Vanderbilt Law Review

First Page



Law and economics scholarship has contributed much to our understanding of both the nature of intellectual property rights generally and the features of individual intellectual property regimes. Indeed it is hard to imagine a field other than antitrust law that is so explicitly governed by economic thinking. In authorizing the copyright and patent systems, Article I, Section 8 of the United States Constitution expressly incorporates a social welfare imperative as the basis for its grant of power.' Certainly economists and economically oriented legal academics have given the field the attention it is due.

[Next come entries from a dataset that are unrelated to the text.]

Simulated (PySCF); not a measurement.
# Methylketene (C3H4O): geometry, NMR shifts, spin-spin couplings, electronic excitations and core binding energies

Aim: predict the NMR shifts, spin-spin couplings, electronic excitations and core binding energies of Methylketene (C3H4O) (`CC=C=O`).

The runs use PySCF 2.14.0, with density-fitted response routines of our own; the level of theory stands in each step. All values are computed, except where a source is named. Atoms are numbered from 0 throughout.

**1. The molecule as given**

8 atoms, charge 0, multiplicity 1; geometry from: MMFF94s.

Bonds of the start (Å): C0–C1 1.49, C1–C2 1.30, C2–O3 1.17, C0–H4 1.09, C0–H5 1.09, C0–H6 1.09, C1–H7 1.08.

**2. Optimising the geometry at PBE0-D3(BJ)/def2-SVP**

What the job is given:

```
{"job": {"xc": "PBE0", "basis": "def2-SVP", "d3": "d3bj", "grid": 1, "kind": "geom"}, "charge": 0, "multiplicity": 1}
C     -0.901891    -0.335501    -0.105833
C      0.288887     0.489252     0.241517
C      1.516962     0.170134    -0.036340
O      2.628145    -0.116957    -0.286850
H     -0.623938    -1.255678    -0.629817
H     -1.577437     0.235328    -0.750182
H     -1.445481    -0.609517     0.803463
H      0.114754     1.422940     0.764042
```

I am far from being a sophisticated economic thinker, although I admire those who are and the insights they have brought to my understanding of what is at stake in intellectual property. My comments are more practical in nature. They involve the tension that arises throughout the law of intellectual property and unfair competition between protection of intellectual achievement and public access to intellectual products. This tension is reflected in the central questions: When are intellectual property rights appropriate and what is their proper scope? Economics seems to provide an apt description but an inadequate basis for answering these questions. And there lies, in my view, one of the reasons for the trend throughout intellectual property to enlarge property rights at the expense of access. For those of us who deem this trend problematic, economic analysis seems increasingly unhelpful in formulating a response protective of the public domain.

The tension between protection and access pervades intellectual property and unfair competition law. The casebook Ed Kitch and I coauthored uses it as one of the themes that tie the disparate chapters of the book together. Protection or access is at issue whether the case involves a local barber who wants an exclusive property interest in the barbering business of Howard Lake, Minnesota, or the promisee of a contract who claims to have a property interest in the future performance of the promissor, or the firm that claims a property interest in the firm's investment in the human capital of its workers, or the trademark owner who asserts a property right over portions of the English language, or the celebrity who seeks to capture gains from his or her celebrity status, or the more traditional cases involving constitutionally recognized authors and inventors.

There should be little doubt that the trend throughout intellectual property and unfair competition is toward greater protection and diminished access. The Digital Millennium Copyright Act is a notorious example of a protectionist advance, as is the apparent willingness of the Patent and Trademark Office and the Federal Circuit to expand the realm of patent protection. But the trend is noticeable elsewhere as well. The adoption of the trademark dilution cause of action" and the expanding protection against cyber-squatters have refocused trademark law away from its traditional function of prevention of consumer confusion toward one that confers substantial property rights on trademark owners. The protection of trade dress without proof of secondary meaning also favors property rights over rights of access. A similar rule applied to product designs and configurations would have created an even more damaging effect on competition, but the Supreme Court happily required proof of actual distinctiveness.